Workers Revolutionary Party

Bring Down Coalition With A General Strike!

Hundreds of school youth on the plinth at Trafalgar Square before last Wednesday’s march on parliament

Hundreds of school youth on the plinth at Trafalgar Square before last Wednesday’s march on parliament

THOUSANDS of students and workers will be marching from the University of London Union (ULU) to parliament tomorrow, when the Tory-LibDem Coalition government aims to pass a vote raising tuition fees to £9,000.

The march, which assembles at 12 midday in Malet St, is organised by the ULU Students Union and the London Region of the University and College Union (UCU). The National Union of Students (NUS) executive refused to organise it but maintains that it supports it.

The Education Activist Network said yesterday: ‘This government has launched an unprecedented attack on the right to education, with devastating university and college cuts, the rolling out of academies and “free schools” and plans to abolish the Education Maintenance Allowance.

‘On Thursday, Parliament will vote on increasing the cap on university tuition fees to £9,000 a year.’

It adds: ‘The fight against tuition fees is a fight for everyone. Now students are calling on workers to join them in protest on the day of the vote.

‘This Thursday, all roads lead to Parliament.’

MPs and academics have also issued a statement.

It reads: ‘The student movement has inspired all those who wish to defend education for all. If the Coalition government gets away with raising tuition fees and cutting EMA it will deny access to Further and Higher Education making it the preserve of the very wealthy.

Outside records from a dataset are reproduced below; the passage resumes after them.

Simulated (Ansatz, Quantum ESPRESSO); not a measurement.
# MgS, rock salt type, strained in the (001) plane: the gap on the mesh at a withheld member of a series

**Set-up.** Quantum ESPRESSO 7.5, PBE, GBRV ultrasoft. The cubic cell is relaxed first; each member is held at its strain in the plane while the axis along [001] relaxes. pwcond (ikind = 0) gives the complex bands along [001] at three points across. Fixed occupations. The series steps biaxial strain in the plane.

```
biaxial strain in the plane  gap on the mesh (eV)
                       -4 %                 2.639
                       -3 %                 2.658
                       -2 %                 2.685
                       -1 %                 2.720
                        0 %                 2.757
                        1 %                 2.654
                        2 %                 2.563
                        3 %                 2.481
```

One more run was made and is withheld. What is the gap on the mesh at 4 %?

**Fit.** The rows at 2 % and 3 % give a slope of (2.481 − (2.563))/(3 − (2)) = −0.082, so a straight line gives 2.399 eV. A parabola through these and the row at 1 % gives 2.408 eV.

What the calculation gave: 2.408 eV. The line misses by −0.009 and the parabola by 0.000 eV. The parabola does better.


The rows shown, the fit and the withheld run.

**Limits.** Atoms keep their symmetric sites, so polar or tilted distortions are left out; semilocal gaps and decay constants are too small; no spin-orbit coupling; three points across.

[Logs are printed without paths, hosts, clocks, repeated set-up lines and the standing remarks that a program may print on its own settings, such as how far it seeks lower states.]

‘By taking to the streets in their tens of thousands, students have broken the idea that cuts are inevitable. They have exposed the government as weak, and demonstrated that they can be stopped from wrecking people’s lives.

‘As student placards have stated: “We did not cause this crisis – why should we pay for it?”

‘We are calling upon the trades union movement and community organisations across London to come and join the students fighting for all of our futures.’

Among those who signed the statement are Jeremy Corbyn MP; Caroline Lucas MP; John Hendy QC; Michael Rosen; John Holloway; John Pilger; John McDonnell MP; Paul Mackney (former General Secretary NATFHE now in UCU), Coalition of Resistance Steering Committee; Zita Holbourne, PCS NEC and Joint Chair, Black Activists Rising Against Cuts (BARAC UK); Barry Todman Chairman London Region National Pensioners Convention.

The RMT also confirmed to News Line that it was supporting the demonstration.

The RMT yesterday issued a call for all workers to support the students with action.

It called on the entire trade union movement to get out on the streets this week in full support of the student fees protests and to pile the pressure on Lib Dem MPs as the first signs of major cracks in the Tory-LibDem coalition begin to open up.

The RMT has written to all its branches and is directly emailing and texting members urging them to support the local protests on Wednesday and the national protest on Thursday – the day of the House of Commons vote.

RMT General Secretary Bob Crow, who will be speaking at tomorrow’s 3.00pm rally at the Westminster end of Victoria Embankment, said: ‘Last week students supported our tube members on their picket lines and this week we will be out shoulder to shoulder with the students in their protests over the jacking up of tuition fees.

‘It is essential that the entire Labour and Trade Union Movement gives full support to the student protests – this extraordinary grass roots movement has caught the ConDems on the hop and when your enemy is reeling you don’t give them a chance to regroup, you mobilise the maximum pressure that you can and that’s what RMT is doing right now.

‘The Lib Dem lies don’t just cover their pre-election statements on tuition fees, you can throw their broken promises on rail fare increases, VAT and cuts in jobs and services into the mix as well.’

Joshua Ogunleye, the secretary of the Young Socialist Student Society, told News Line: ‘The time has come to bring down this reactionary coalition with an all-out general strike to bring in a workers’ government that will restore free state education and carry out socialist policies.’